I saw on a site that there are a lot of issues writers need to overcome. One of them was time. And lets be honest, almost everyone out there comments on the issue of how writers don’t have time. I want to tell you why they all say this: it’s true.
I work from eight to five if I’m lucky. Otherwise I have business dinners, early mornings to prepare for meetings, friends who want me to play board games, brothers who like playing video games, working out so I don’t die of cardiac arrest, dating (this doesn’t take a lot of time for me, but some are luckier in love), reading, and numerous other activities. Some of you are in sports. Others crochet. Perhaps you like putting more than ten minutes into cooking so it tastes like something.
At the end of the day, we don’t have time. JK Rowling wrote on napkins in a cafe when she could. Stephen King was a high school English teacher, writing manuscripts in his free time. If you know what it takes to teach, I have no clue how this man did it and remained married and employed. I wrote my first draft while teaching, but it was only capable due to a break up. My family kept saying they were worried about me because of how much I kept to myself. I was writing.

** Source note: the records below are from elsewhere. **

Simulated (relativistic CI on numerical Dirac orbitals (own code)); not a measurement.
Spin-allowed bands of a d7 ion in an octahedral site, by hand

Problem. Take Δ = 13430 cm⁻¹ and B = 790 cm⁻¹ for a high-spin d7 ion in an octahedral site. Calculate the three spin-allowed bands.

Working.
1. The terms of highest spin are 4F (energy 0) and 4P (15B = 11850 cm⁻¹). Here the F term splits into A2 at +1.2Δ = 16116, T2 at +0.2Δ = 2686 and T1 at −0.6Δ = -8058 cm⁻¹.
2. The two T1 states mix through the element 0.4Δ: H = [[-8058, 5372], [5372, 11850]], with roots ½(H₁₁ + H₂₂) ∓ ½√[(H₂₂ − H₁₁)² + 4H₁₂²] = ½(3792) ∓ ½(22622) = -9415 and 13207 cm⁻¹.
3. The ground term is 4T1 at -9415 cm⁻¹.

The moral of the story is you don’t get to have time for the first book. You might not for the second, third, fourth, or any of them. Writing is sacrifice. You are pouring out your soul, and you either truly want to pour your soul out for all to fall in love with and rip to shreds, or you want to give into the desires of this world. That was a little over dramatic, but we are writers for a reason. However, it is true to a point. If you want to get that first book finished, you need to make sacrifices.
Prioritize what you want. If writing is what you want, make an hour or half hour for it each night, whether you’re writing, plotting, planning, creating in some facet, you need to give yourself that time. So this is a short motivational kick in the pants. If you want to write, you need to give it your time. It will be frustrating, like working out. It will be exhausting, like having a child (I exaggerate again). It will wear you down and chew you up. But you love it. That’s why you do it. And if you can’t give it this time, then you don’t love it yet. But don’t worry. Writing isn’t just a fling. It’s a committed relationship. The love can come with time.
Write well. I hope your NaNoWriMo is going well. I should be at 40,000 words by the time this publishes (or 42,000 if I’m really on pace for what I’m hoping). I haven’t won NaNo for the first three years in it. Now I’m in love. You can be too.